Here is George Will on why the Obama administration’s attempt to make voting easier (i.e., to remove various local impediments to voting)Â is not desirable:
In 1960, 62.8 percent of age-eligible citizens voted. In the 13 subsequent presidential elections, lower turnouts than this have coincided with the removal of impediments to voting (poll taxes, literacy tests, burdensome registration and residency requirements). Turnout has not increased as the electorate has become more educated and affluent and as government has become more involved in Americans’ lives. There are four obvious reasons for nonvoting.
One is contentment. Americans are voluble complainers but are mostly comfortable.

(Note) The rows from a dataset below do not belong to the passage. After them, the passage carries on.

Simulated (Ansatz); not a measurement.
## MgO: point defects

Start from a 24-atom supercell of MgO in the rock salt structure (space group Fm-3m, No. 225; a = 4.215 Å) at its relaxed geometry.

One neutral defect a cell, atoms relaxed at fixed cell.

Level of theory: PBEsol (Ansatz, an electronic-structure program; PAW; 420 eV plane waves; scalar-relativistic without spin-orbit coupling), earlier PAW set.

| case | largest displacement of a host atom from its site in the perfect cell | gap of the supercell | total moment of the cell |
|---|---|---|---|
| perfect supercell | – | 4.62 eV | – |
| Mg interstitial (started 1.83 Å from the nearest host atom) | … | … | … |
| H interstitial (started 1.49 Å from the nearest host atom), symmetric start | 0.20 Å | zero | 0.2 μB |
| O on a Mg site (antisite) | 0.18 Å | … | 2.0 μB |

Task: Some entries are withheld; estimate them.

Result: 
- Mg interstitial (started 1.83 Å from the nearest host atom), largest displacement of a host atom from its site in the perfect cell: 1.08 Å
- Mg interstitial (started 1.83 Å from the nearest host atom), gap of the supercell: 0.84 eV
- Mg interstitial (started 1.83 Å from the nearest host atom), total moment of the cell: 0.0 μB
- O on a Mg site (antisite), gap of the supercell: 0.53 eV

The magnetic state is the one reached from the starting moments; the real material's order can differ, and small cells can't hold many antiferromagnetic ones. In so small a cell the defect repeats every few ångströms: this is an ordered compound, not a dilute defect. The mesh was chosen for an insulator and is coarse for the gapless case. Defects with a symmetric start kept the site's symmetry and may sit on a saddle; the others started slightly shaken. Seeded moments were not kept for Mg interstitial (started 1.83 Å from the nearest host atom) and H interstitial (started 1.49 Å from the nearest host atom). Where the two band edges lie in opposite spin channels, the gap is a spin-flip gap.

Second, the stakes of politics are agreeably low because constitutional rights and other essential elements of happiness are not menaced by elections. Those who think high voter turnout indicates civic health should note that in three German elections, 1932-33, turnout averaged more than 86 percent, reflecting the terrible stakes: The elections decided which mobs would rule the streets and who would inhabit concentration camps.
Third, the winner-take-all allocation of electoral votes in 48 states — an excellent idea, for many reasons — means that many state races are without suspense. (After their conventions, Barack Obama and Mitt Romney campaigned in just eight and 10 battleground states, respectively.)
Fourth, gerrymandered federal and state legislative districts reduce competitive races.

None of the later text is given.